Tonight, let’s talk about celebrations, both from literary and literal perspectives. Because this month marks 10 years of running this blog, I’ll start with ways I’m celebrating in real life, then move into how celebrations can flavor world building.
I’m celebrating this blog this month by writing an entry every month, using topics provided by people I asked on Twitter and Facebook. How do I celebrate 10 years of maintaining this open journal which chronicles my thoughts and feelings on the road to becoming an author? By giving myself more work!
“Brian, you’ve done such a good job that I’m going to make you write an essay every night for 31 days. Yes, you have to.”

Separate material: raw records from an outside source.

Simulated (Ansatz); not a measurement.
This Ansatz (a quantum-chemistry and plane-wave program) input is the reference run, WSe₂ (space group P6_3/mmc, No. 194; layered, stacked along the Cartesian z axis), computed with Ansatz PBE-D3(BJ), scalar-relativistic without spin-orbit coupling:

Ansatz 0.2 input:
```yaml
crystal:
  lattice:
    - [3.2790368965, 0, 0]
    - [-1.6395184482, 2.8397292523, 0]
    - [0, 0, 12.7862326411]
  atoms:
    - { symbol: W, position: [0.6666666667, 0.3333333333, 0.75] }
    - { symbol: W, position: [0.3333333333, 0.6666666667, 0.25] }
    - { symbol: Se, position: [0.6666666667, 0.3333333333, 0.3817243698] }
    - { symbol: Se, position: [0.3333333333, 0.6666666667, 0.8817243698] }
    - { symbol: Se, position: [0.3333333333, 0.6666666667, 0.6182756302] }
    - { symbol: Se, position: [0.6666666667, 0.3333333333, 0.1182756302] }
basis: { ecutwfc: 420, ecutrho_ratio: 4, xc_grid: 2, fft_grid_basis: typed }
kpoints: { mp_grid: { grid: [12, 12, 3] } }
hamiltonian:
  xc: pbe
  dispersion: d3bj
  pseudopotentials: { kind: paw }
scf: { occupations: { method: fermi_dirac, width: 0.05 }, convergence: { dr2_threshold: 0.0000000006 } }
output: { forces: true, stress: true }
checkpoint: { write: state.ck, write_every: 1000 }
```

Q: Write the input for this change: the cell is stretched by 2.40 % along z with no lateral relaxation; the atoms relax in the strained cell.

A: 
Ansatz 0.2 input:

It is a way I celebrate, though. I enjoy this. Writing both thrills and calms me, even when the writing is this sort of free and direct speech into a blog. I prefer writing fiction and crafting interesting narratives, but blogging has its charms.
Last weekend, at Baycon 2023, the entire convention felt like a celebration of getting The Repossessed Ghost out into the world. The official release is still a few days away, but people at the convention were able to get the book ahead of everyone else, even those that pre-ordered. There were so many people at the convention that I’ve known over the years that have genuinely supported me and my writing, and most of them bought my book and had me sign it. I defaced their books with my signature and sincere appreciation. Also, complete strangers bought my book and also had me sign it. The whole weekend felt like an out of body experience, where this guy that looks and talks like me was having the time of his life. Baycon 2023 helped me celebrate the release of my book, and it was hard to come back to the “real world” after that.
Celebrations are a part of our culture, both in society and in our family groups. Christmas from family to family looks different. So does Thanksgiving, and Halloween, and the various Hallmark-invented holidays that American culture both celebrates and endures. My family (as in me, Melissa, Bryanna, and Christopher) tends to have more subdued holiday celebrations.
We’re just now on the other side of the celebration of the 4th of July. My family used to go to the mall near Sunrise, where we’d sit on the grass and watch the fireworks show. Sometimes we’d buy fireworks to light up at home, but most years we left the pyrotechnics for others. This year, the kids were off on their own, celebrating in their own ways, while Melissa and I turned on the sprinklers and hoped our pyromaniac neighbors would fail in their efforts to burn down our home. We kept thinking of Melissa’s Dad, that served several tours in Vietnam, and how the loud fireworks were terrible for him.
Our real-world experiences of celebrations can inform our writing, and can make our worlds and our characters more realistic and relatable.
Let’s start with world building. Societies share celebrations. If you’re fictional society doesn’t have regular celebrations or rituals, you’re missing out. With more fantastical settings, the changing of the seasons often have significance, whether its as mundane as a marking of when farming can happen, or whether its something supernatural, such as Death Magic works best in Winter. How did your fictional society rise up? Is there a battle that they commemorate, perhaps by setting fire to an effigy of the dead god that forsook them?
I’ve talked in the past about world building, and how I think authors can get distracted by it and do way more than they need to. When dealing with the setting, you could do worse than having some kind of culturally significant celebration take place when things are happening in your story. Diehard did this and changed what it means to be a Christmas movie. In the cyberpunk novel I’m working on, the company my protagonist works for will definitely have some kind of celebration over the destruction of one of the rival companies, to promote brand loyalty and encourage the workers to stay the course.
Celebrations in stories can enhance the setting, but it can also be part of the plot.
Additionally, how your characters react to celebrations can speak volumes about who they are, and make them more interesting. Does your fearless vigilante eschew holiday festivities because they were an orphan growing up, and they cannot bring themselves to open up during that time because of the pain and trauma they continue to carry with them? Or, maybe your fearless vigilante goes overboard with holiday festivities specifically because they were an orphan, and burying their found family in gifts and food is their awkward way of showing their love and appreciation.
When writing about celebrations to create interesting worlds and characters, we can draw from our experiences and make our writing authentic. This is one of those places where “write what you know” can be used appropriately. By that I mean, you can reach into your own experiences, knowing what it feels like to wake up on Christmas morning, excited to check under the tree for presents you were hoping for. You can impart those same feelings onto your fictional celebrations, or fill your characters with the same excitement and anticipation. Just remember that “write what you know” should not be taken literally.
It’s been 10 years of blogging here. Thank you for stopping by to visit, and thank you for helping me celebrate!